And while slightly more sophisticated approaches to anonymization exist, including k-anonymity, all the traditional approaches have been shown to be vulnerable to privacy being compromised.
Differential privacy takes a different tack. It starts from the principle that adding any one person’s individual data to a dataset should not materially change the result of queries run on that data. This broadly corresponds to people’s intuitive notion of privacy - namely, that their data should not be able to be singled out by specific queries.
The mechanism used by differential privacy to protect privacy is to add noise to data purposefully (deliberate errors, in other words) so that even if it were possible to recover data about an individual, there would be no way to know whether that information was meaningful or nonsensical. One useful feature of this approach is that even though errors are deliberately introduced into the data, the errors roughly cancel each other out when the data is aggregated.
Consider a case where the information required is the number of people to have visited a park. Differential privacy could produce an approximate count that would be useful for urban planning purposes. The data on any single individual, however, would not be reliable enough to indicate whether they had been present at a given time.
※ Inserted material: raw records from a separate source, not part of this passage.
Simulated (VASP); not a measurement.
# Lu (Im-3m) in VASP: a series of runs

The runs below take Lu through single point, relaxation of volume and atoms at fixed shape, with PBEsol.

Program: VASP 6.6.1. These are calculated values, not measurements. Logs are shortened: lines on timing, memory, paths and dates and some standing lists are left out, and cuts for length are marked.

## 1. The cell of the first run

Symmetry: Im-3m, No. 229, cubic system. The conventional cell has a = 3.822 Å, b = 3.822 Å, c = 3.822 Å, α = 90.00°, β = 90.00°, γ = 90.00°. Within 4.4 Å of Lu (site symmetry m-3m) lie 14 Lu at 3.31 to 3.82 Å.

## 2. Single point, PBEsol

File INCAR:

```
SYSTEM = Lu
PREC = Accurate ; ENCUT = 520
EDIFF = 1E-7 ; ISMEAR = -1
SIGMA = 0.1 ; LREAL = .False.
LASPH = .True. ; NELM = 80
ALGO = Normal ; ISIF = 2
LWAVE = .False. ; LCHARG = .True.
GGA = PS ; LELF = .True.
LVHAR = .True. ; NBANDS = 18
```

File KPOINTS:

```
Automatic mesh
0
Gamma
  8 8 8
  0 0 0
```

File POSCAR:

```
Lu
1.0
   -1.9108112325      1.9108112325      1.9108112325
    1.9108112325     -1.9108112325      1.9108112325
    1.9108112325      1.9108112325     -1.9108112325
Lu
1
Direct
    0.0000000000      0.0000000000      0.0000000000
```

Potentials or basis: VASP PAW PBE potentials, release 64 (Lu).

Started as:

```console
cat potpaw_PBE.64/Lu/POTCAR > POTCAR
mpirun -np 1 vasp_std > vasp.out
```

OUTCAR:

Several online resources give useful overviews on the subject of differential privacy, such as a two-part overview by Neustar. Part 1 of this overview explains the basic concepts, while part 2 uses the New York Taxi data highlighted above to demonstrate how differential privacy protects individuals' information, while preserving high-level trends and patterns in data that can be used by city officials for making better data-driven urban planning decisions.
Differential privacy operates via a solid underlying mathematical framework based on probability and statistics. When queries are simple counts, the type of noise usually added to data is derived from a probability distribution called the Laplace distribution. The Laplace distribution has a parameter that is proportional to the standard deviation of the distribution and which controls how “noisy” it is.
For a given privacy budget, which determines how many times a dataset can be queried before starting to leak information, there is a provably correct mathematical formula that determines the parameter setting for the Laplace distribution parameter. This is usually referred to as epsilon ε.
Epsilon therefore gives a mathematically sound dial to control the trade-off between privacy and usefulness. The rigorous mathematical foundation for differential privacy stands in marked contrast to some of the ad hoc heuristics that have been used previously to protect individual privacy.
To pursue this approach further, John Funge from Winton’s San Francisco team contacted a group of researchers led by Professor Dawn Song at UC Berkeley. Professor Song’s group had already conducted research with Uber, with the latter leading to the release of an open source differential privacy project. The open source project implements differential privacy with a query analysis and rewriting framework that takes certain classes of queries and then re-writes the queries. The queries are written in SQL, the industry-standard query language.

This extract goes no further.